Eyestrain relief possible on ubuntu?

Erik Christiansen erik at dd.nec.com.au
Fri Mar 31 07:34:46 UTC 2006


Oops! Setting firefox's edit->preferences->"fonts & colours":"text &
background" to (e.g.) yellow on grey did nothing, despite having ticked
"Always use my colours",  ...  _until_ I observed and unticked "Use
system colours". Initially I missed the inbuilt conflict.

For openoffice, format->page->background allows filling the page
background, so that leaves only the application background on high beam.
Unfortunately, that's the largest area, by default.

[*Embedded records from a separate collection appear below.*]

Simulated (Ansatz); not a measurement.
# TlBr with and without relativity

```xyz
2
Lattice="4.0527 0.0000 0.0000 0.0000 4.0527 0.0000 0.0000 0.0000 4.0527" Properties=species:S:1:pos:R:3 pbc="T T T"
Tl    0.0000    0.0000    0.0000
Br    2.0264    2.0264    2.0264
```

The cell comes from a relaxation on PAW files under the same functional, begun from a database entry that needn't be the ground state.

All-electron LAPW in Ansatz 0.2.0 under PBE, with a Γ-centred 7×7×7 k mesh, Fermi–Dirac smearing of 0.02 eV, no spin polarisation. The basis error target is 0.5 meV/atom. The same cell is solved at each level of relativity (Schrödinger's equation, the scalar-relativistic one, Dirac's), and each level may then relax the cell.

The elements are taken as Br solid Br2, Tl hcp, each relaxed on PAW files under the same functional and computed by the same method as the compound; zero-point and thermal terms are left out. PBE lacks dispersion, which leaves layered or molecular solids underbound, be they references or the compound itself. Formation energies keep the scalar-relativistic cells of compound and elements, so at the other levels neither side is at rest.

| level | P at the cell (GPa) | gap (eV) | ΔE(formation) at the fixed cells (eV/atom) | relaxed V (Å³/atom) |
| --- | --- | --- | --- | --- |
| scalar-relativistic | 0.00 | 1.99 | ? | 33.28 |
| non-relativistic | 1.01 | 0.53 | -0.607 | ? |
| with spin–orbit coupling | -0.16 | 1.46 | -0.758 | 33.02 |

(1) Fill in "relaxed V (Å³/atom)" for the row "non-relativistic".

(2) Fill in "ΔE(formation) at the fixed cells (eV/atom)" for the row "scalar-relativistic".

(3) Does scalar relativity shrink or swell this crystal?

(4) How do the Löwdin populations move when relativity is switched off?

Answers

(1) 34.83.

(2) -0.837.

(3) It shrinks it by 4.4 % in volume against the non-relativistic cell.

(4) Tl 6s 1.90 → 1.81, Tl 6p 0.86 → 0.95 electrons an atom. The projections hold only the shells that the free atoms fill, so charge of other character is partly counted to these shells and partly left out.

Looking at a theme's gtkrc file, assignments for background, foreground,
and other colour data stand out, but does gnome support setting of the
window backgrounds? At
http://developer.gnome.org/doc/API/2.0/gtk/gtk-Resource-Files.html, the
GTK+ Reference Manual seems to suggest we can only set the colour of
widgets:

>>>
Within a style declaration, the possible elements are:
bg[state] = color    Sets the color used for the background of most widgets.
fg[state] = color    Sets the color used for the foreground of most widgets.
base[state] = color  Sets the color used for the background of widgets
                     displaying editable text. This color is used for
                     the background of, among others, GtkText, GtkEntry,
                     GtkList, and GtkCList. 
<<<

So the window background still eludes us, it seems. :-(

When I try:

ooffice2 -draw -bg darkslategrey ~/drafts/test_drawing.odg

openoffice complains with: "/home/erik/darkslategrey doesn't exist"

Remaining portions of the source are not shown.